Artist: The Source
Album: I Feel I Need
Genre: Southern Rock
Sounds Like: Stone Temple Pilots, Lynyrd Skynyrd, Load-era Metallica
Technical Grade: 7/10
Production/Musicianship Grade: 7/10
Commercial Value: 5/10
Overall Talent Level: 7/10
Songwriting Skills: 5/10
Performance Skills: 7/10
Best Songs: I Feel I Need, Let Your Hair Down, Let’s Take a Ride
Strengths: Overall interesting and dynamic sound, instrumentation is original and polished
Weaknesses: Lyrical content is to be desired, album could be condensed
The Source is a band that has achieved a level of unity that is unprecedented given typical expectations. Since the group’s formation in 1996, all four of the original members have stayed with and performed together, each one possessing over thirty years of musical knowledge and experience. The Watertown, South Dakota based band consists of front man Ed Woodruff on lead vocals and guitar, Lindie Woodring performing harmony vocals, Mike Chlopkowiak on bass, and Jeff Geiser on drums. The Source has recently put out a thirteen track album titled “I Feel I Need”, which was mixed by Tom Weir, a Grammy award winning producer and owner of Studio City Sound in Los Angeles, California, which has worked with some of the most famous musicians of all time, such as everyone from Eric Clapton to Gwen Stefanie.
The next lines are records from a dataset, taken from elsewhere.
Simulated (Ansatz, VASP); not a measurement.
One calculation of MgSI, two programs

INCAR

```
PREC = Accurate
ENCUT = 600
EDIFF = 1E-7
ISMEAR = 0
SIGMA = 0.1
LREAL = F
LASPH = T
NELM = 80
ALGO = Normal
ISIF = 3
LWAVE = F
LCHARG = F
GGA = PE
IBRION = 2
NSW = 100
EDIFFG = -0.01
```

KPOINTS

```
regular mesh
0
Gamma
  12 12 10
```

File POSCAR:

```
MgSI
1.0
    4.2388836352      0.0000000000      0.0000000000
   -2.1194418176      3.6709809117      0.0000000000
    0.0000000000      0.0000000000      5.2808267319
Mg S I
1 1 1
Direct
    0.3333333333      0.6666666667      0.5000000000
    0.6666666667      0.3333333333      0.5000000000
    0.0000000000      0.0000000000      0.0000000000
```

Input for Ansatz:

“I Feel I Need” is an album that can be very deceptive, but not necessarily in a bad sense of the word. For example, listening to the first few songs, it appears the band’s sound is somewhat aggressive and punchy; the first and title track of the album is quite identifiable to 90s contemporary rock, especially in terms of the guitar tone and Woodruff’s vocal delivery. Perhaps the introductory songs on this album could best be described as a mix of Stone Temple Pilots and Alice in Chains, but with a bit of a softer edge that is somewhat blues-oriented, similar to how Metallica’s sound changed after the “Black” album (Load era). “I Need I Feel” is definitely one of the strongest tracks on the album, the entire band really comes together on this piece and produces a truly mean and edgy rock song in which Woodruff gives perhaps his best vocal performance throughout the entirety of the thirteen tracks. The shift, however, comes after the first few initial tracks of this album as The Source steadily begins to round out and define their sound to listeners. One understands after about the fourth or fifth track that this certainly isn’t a pure, 90s-influenced rock group, and is instead a dynamic and complex band that has definitive traits of country and blues. “I Feel I Need” starts out dark and aggressive, but will occasionally fluctuate to brighter tracks that incorporate a higher emphasis on lyrical content as opposed to instrumentation. The guitar sound on this album, for the most part, is excellent. Throughout these tracks, listeners will be kept interested with everything from Pink Floyd-esq guitar runs to crunchy, hard-hitting, bare-bones rock riffs. Some of the better riffs are on the later parts of the album; a good example of great rock guitar riffage is a track such as “Let’s Take a Ride”. Woodruff can have a good voice. The keyword here is “can”. When this front man is on point, he really brings it home. His deep, rich, warm, edgy vocals come out the best on tracks like “I Need I Feel”, “Let Your Hair Down”, and “Let’s Take a Ride”. The album is well done, and the sound is original and interesting.
For every instance of great instrumentation on this album, there is an instance of less than excellent lyrical content. If there were to be one main weakness to point out on “I Need I Feel”, it would be that the album is somewhat lacking in quality, well thought out lyrics. It’s not to say the lyrics are cheesy, they aren’t, and it’s not to say that the lyrics take away from or don’t mesh with the instrumentation, because they seem to do well in this respect, too. The main issue is that the lyrics don’t seem to be anything particularity special, insightful, or convincing. Sometimes a band can get so centered around its overall sound and instrumentation that they forget the basic principle that good songs come from good lyrics. Therefore, if there is a critique to make, it would be that The Source should direct their attention to improving the depth of their lyrical content.
This is a great band, and they have made a great album that has a unique way of keeping listeners on their toes; it isn’t easy to pin the sound on this album to any one influence, and it is valid to say that The Source has created something that is truly original in these thirteen tracks. There is every piece of evidence here to suggest that this band is capable of great things; these are talented, experienced musicians, and it is obvious they know what they are doing. The next step, however, is to work on writing songs that listeners can truly connect with through lyrical content that matches the quality of the other features of this band.